Energypath 2015 Energy Camp and Conference Recap
I attended the Energypath 2015 Energy Camp and Conference held by the Sustainable Energy Fund on July 20-24 at the University of Scranton in the beautiful town of Scranton in Pennsylvania. Energypath brought together more than 200 educators, students, industry professionals and policy makers interested in clean energy. The week-long event consisted of a 3-day crash course in a specific area of clean energy of your choice, as well as a 1.5-day conference with sessions on technological and policy aspects of clean energy development. While it was a regional conference geared towards clean energy development in PA and the Mid-Atlantic region, I have learned a lot about clean energy and energy efficiency that is applicable to U.S. national and international contexts. I’ll briefly recap my experience in both the Solar PV camp and the conference in this post.
Solar PV Camp
I chose to participate in the “Solar PV” Energy Camp, a crash course on solar energy taught by Prof. Vera Cole of Pennsylvania State University and Bill Hennessy of Berks Solar. The instructors also lead a local clean energy industry association, the Mid-Atlantic Renewable Energy Association (MAREA) which advocates renewable energy production, energy efficiency and sustainability through industry events and education outreach. The three-day crash course was an amazing blend of classroom instruction and hands-on work experience.
In the mornings, the instructors gave detailed lectures about solar energy, including the basics of solar PV systems, system design, site assessment, battery backup, electricity generation, policy & financial incentives, and environmental benefits. It was a crash course that consisted of the science and technical aspects of solar PV, as well as the social (energy independence) and environmental aspects (decreasing carbon emission). For instance, I learned that in the state of PA specifically, the time to recover the costs of installing solar PV module for a residential home is usually around 10-12 years, and the residents have the option of selling the electricity back into the grid for credits from the utility providers during peak hours. The lectures were very interactive, with many students raising questions or commenting about the materials discussed in the lecture slides.

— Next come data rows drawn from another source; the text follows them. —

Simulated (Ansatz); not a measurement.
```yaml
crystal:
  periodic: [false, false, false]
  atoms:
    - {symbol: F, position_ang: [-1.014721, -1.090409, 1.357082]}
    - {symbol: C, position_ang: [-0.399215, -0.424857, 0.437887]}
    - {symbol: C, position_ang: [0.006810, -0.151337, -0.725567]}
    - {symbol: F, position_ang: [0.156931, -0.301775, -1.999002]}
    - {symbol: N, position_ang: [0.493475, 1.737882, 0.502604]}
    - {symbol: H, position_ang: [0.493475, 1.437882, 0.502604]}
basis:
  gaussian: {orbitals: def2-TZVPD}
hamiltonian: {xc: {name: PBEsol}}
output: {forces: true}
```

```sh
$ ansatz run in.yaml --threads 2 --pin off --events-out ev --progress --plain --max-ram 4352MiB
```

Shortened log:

In the afternoons, the instructors gave us hands-on lessons on solar PV arrays installation and testing of solar PV systems. We were put into groups of five people, and each team was responsible for assembling a solar PV array, and conducting measurements of its performance. It was my first time doing it with my own hands! Prof. Hennessy also showed us how to install and use the microinverter which converts the direct current generated by the PV module to alternative current which can be used for household appliances. Prof. Cole also brought us a sun oven which uses solar energy to cook food, and we had delicious solar-powered popcorns and bread. I think such a technology as solar PV would have great potential in countries where access to traditional fossil fuel is scarce by lack of geological endowment, or constrained by lack of pipelines, or disrupted due to political instability. I especially like the quote that Prof. Cole gave us, “When there is a huge solar energy spill, it is just called a nice day.”
The 3-day bootcamp was a mini-course that gave us in-depth exposure to the clean energy technology. The energypath conference following the camp consisted of several keynote speeches and conference sessions on tracks related to each specific technology and related policy/educational issues. The luncheon speaker on Thursday, Mr. Bill Maclay spoke on the net-zero energy design which achieves zero energy usage in building projects that he has worked on. The dinner keynote speaker, Mr. Sam Rashkin, Chief Architect for the U.S. Department of Energy’s Building Technologies Office, spoke on energy efficiency in building construction, specifically the DOE Zero Energy Ready Home program. The Friday morning speaker, Mr. William B. Rose of the University of Illinois at Urbana-Champaign spoke on how to improve energy efficiency in restoring historical buildings. The conference sessions that I went to were also very informative. In the energy policy session, Pennsylvania Secretary of Planning and Policy John Hanger and Pennsylvania Public Utility Commissioner Pamela A. Witmer talked about the implementation and effects of Act 129, which took effect in 2008 and requires PA Electricity providers to reduce electricity consumption and peak demand. In the micro hydro session, Prof. Phil Hofmeyer from the Morrisville State College explained the technology concepts, the system installation, financial costs and site selection in detail with demonstrations of key tools. In the education session, Prof. Nick Truncale and Prof. Jessica Nolan gave a lively overview of the sustainability workshop at the University of Scranton which trains faculty members to incorporate sustainability in curriculum and course materials across different disciplines.
Overall the week-long event was an excellent experience for me to get exposed to both the technical and social aspects of clean energy development, which I’ve always had an interest in while writing my dissertation on the international trade of the energy-critical minerals of rare earths. The Sustainable Energy Fund also kindly provided me scholarship of free housing and food during the event (I got to stay with three other amazing girls in a college dorm with similar interests in sustainable living and technologies). This annual event gives scholarships to educators and students, and I’d very much recommend fellow academics and students interested in learning more about this topic to apply for the scholarship and attend the event in the future. Whether you are just interested in the state of renewable energy in PA, or in the U.S. national-level development, or the global alternative energy technology development in general, you will come back equipped with new knowledge, networks and wonderful memories.